PS: It must be national typo month (including my many) because the Pitchfork site says Various Arists ( minus the 2nd t) in reference to these cds.

Monday, June 27, 2005

Art Brut / Bang Bang Rock & Roll / Rating 8.9

Is the state of music today so pathetic that we need to call Art Brut “refreshing”? Are they really “the most punk band” we have heard in years? I will leave that argument to the letters section of Maximum Rock and Roll and Punk Planet but just to offer you my own silly idea of what punk is, I consider Medulla by Bjork pretty damn punk and anti-mainstream.


Certain bands must have a dog-like whistle that only certain people can hear because I can’t pick out the quality and worth hidden behind Bang Bang Rock & Roll. This might be the very same invisible awesomeness fans of The Offspring or The Hold Steady celebrate but I do not. I don’t hate them but at the same time I wouldn’t go out of my way to listen to a full record by them either. Their humor and charm is totally lost on me and with each Art Brut song mocking a different band in lo-fi demo form, it befuddles me even more. Aren’t there are hundreds of “punk” bands just like them clogging the stage of a high school talent show right now?

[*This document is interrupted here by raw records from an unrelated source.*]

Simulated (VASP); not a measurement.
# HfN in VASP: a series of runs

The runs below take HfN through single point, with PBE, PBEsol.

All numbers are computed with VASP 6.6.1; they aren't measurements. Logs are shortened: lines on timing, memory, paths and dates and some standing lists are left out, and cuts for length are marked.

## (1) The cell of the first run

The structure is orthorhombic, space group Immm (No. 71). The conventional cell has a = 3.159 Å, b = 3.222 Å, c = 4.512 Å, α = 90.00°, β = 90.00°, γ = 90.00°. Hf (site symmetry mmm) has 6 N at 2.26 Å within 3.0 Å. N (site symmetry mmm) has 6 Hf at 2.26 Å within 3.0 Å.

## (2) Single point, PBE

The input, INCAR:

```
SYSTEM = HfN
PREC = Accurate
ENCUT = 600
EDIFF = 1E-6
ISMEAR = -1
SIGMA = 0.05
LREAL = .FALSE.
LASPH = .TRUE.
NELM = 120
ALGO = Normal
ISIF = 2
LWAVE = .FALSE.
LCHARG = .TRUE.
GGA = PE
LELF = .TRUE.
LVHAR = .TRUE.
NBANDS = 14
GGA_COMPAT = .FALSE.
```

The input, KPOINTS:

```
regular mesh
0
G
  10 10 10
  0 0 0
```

Call me paranoid but I feel like when Pitchfork embraces a record this silly its like a test to see just how gullable the readers are. Do yourself a favor and listen to some MP3s before you consider buying this cd.

Until something better comes along I will turn to Born Against when I need to quench my 1-2-fuck-you thirst.

PS: After reviewing pictures of the band they appear to be snappy dressers so maybe that’s selling point to all those looking to add a few more sassy lads and lassies to their Anglophile music collection.

Clap Your Hands Say Yeah / Rating 9.0

My ears must be broken.

Clap Your Hands Say Yeah sounds like David Byrne drunk singing karaoke to a Smiths record. ( I am being lazy and quoting myself from an email I just sent a friend but I needed to get this off my chest officially)

How did this get a 9.0 from Pitchfork?
Why is this number one at Other Music?

I am clapping my hands and saying EH.

A little help here.
Are they good live?
Have friends in high places?
Did they cast a magic spell over NYC to love them?

Mice Parade / Bem-Vinda Vontade/ Rating 6.6

"I know Múm's more song-oriented direction has its fans, but for my part Valtýsdótti's singing is completely unlistenable, a tuneless whisper/shriek that seems to exist only as a twee placeholder without having any content on its own. When she comes in on "Night's Wave" and "The Boat Room" she completely pulls me out of whatever reverie the music inspires. Here is an example of when indie's DIY inclusiveness goes too far."


"Nothing wrong with formerly instrumental bands wanting to experiment with songs but it makes sense to recruit singers and songwriters that approach the skill of the music that surrounds them. So much of Bem-Vinda Vontade sounds so nice, with guitar and drum textures as lovely as anything the band has attempted. But the singing seems tacked on and the music suffers, resulting in Mice Parade's least consistent album."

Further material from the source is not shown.